Improving the PBS Pro Experience for NCAR HPC Users

Author: Brian Vanderwende

Abstract: For most HPC users, the jobs scheduling software is an integral component of the system, allowing access to the vast compute resources that distinguish a cluster from a workstation. A few workload managers are common in traditional scientific HPC (e.g., Slurm and PBS) with newer tools like Kubernetes also becoming more common. HPC users and administrators are often forced to adapt to a new scheduler upon procurement of the latest system, at which point they experience the strengths and limitations of the new tool.

At NSF NCAR, our two main clusters - Derecho and Casper - both run PBS Pro, though we have used Slurm in the recent past as well. Compared to some of its competitors, PBS Pro’s user interface has notable deficiencies: users cannot query historical jobs beyond a few days, administrators cannot query relative job execution priorities, and some queries impose a serious performance impact on the PBS server. To mitigate these weak points, we have developed a number of tools including a cached qstat (job query tool), qhist (a historical record tool), and pbs_prio (a priority query tool).
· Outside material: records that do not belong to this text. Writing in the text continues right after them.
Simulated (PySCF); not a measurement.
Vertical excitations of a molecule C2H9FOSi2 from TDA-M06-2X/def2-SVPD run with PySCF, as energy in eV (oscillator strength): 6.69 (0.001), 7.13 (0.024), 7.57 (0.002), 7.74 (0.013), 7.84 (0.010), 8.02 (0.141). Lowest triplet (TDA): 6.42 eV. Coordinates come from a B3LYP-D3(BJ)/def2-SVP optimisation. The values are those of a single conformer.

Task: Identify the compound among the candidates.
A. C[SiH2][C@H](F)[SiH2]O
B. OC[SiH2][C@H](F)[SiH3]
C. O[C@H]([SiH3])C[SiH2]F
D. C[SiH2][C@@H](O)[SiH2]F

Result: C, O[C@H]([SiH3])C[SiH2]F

In this notebook, we focus on the qhist utility as a case study, demonstrating recent efforts to modernize our PBS tooling. Such efforts include adding requested features, incorporating more modern Python programming practices, reducing program overhead, improving documentation, converting scripts into actual Python packages, using automated deployment, and adding regression testing.

Keywords: modernization, automation, packaging, Python, PBS, performance

Acknowledgements: The author would like to acknowledge testing and feature suggestions from colleagues in the HPC Consulting Services Group at NSF NCAR, as well as constructive feedback and bug reports from the NSF NCAR HPC user community as a whole.